While the building functions well as a performance space, in a more symbolic way it operates as a repository for the country’s self-image. Oil has made Norway rich, with a very wealthy elite, but the nation still likes to see itself as classless, open, and unpretentious, a place where art and craft are incorporated into everyday life and where nature is experienced directly and often. In this reading, the opera house is a kind of self-contained island, complete with a mountain, a sweeping plain, a moat, and a causeway.
Snøhetta owes its very origin to an experiment in ego suppression. In 1989 a competition was announced for the design of a library in Alexandria, Egypt, to replace the ancient one destroyed when Julius Caesar invaded the country. Dykers, then running a small private practice in Los Angeles, decided to enter. A friend put him in touch with Thorsen, who, working in Oslo, was also preparing a scheme for the Bibliotheca Alexandrina, as it would be known. Eventually a group of architects from Norway and the U.S.—none of them over the age of 30—agreed to collaborate. Of the original eight, only Dykers and Thorsen remain with the firm.
“Many architects would think they could do it by themselves,” says Dykers. “That is old-world-modernist thinking. The building was too socially driven and culturally powerful to work that way.” When they received a phone call announcing that their entry had placed first among 500 contestants worldwide, it was like a lightning strike in a primordial soup, and Snøhetta was jolted into existence. Dykers, a U.S. Army brat who was born in Germany, promptly moved to Oslo, where he would remain for 17 years, until the September 11 project brought him to New York.
The vast Alexandria library, which took 13 years to complete, tested the architects’ stamina. “Many people thought we would be a one-hit wonder,” Dykers recalls. The firm had little interest in commercial or private residential work, its founders preferring to focus on cultural institutions. “If you have the ideal as a young architect that you want to change a portion of society through architecture, that’s where you would start,” Thorsen says. “That’s where perceptions change.”

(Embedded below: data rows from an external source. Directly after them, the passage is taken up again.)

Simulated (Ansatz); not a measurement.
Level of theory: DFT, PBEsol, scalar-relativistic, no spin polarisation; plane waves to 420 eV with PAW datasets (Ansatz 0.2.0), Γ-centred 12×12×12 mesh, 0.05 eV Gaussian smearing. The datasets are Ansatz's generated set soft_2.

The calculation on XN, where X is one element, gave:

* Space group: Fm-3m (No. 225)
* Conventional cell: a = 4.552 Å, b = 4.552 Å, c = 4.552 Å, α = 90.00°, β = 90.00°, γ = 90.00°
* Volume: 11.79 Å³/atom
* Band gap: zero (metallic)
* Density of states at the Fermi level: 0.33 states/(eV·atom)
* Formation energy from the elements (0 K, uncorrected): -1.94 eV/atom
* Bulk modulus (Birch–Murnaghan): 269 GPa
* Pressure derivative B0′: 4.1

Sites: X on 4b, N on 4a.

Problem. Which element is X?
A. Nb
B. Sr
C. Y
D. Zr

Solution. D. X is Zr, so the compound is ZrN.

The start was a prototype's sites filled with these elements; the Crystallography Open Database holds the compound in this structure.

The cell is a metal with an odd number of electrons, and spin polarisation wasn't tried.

Their Bibliotheca Alexandrina, instead of recalling the Hellenistic library erected after Alexander the Great conquered Egypt, glamorizes the glorious past of the pharaohs. “We didn’t want an icon,” Dykers says, not entirely convincingly, of the hieroglyph-inscribed granite facade and tilted-disc roof, “but a blank canvas that people could project on.” The city’s young people, in particular, care for the building enough to physically defend it: When Egypt erupted in sometimes violent demonstrations in late January, dozens of students gathered to form a human cordon to protect the Bibliotheca, which remained untouched amid the surrounding chaos.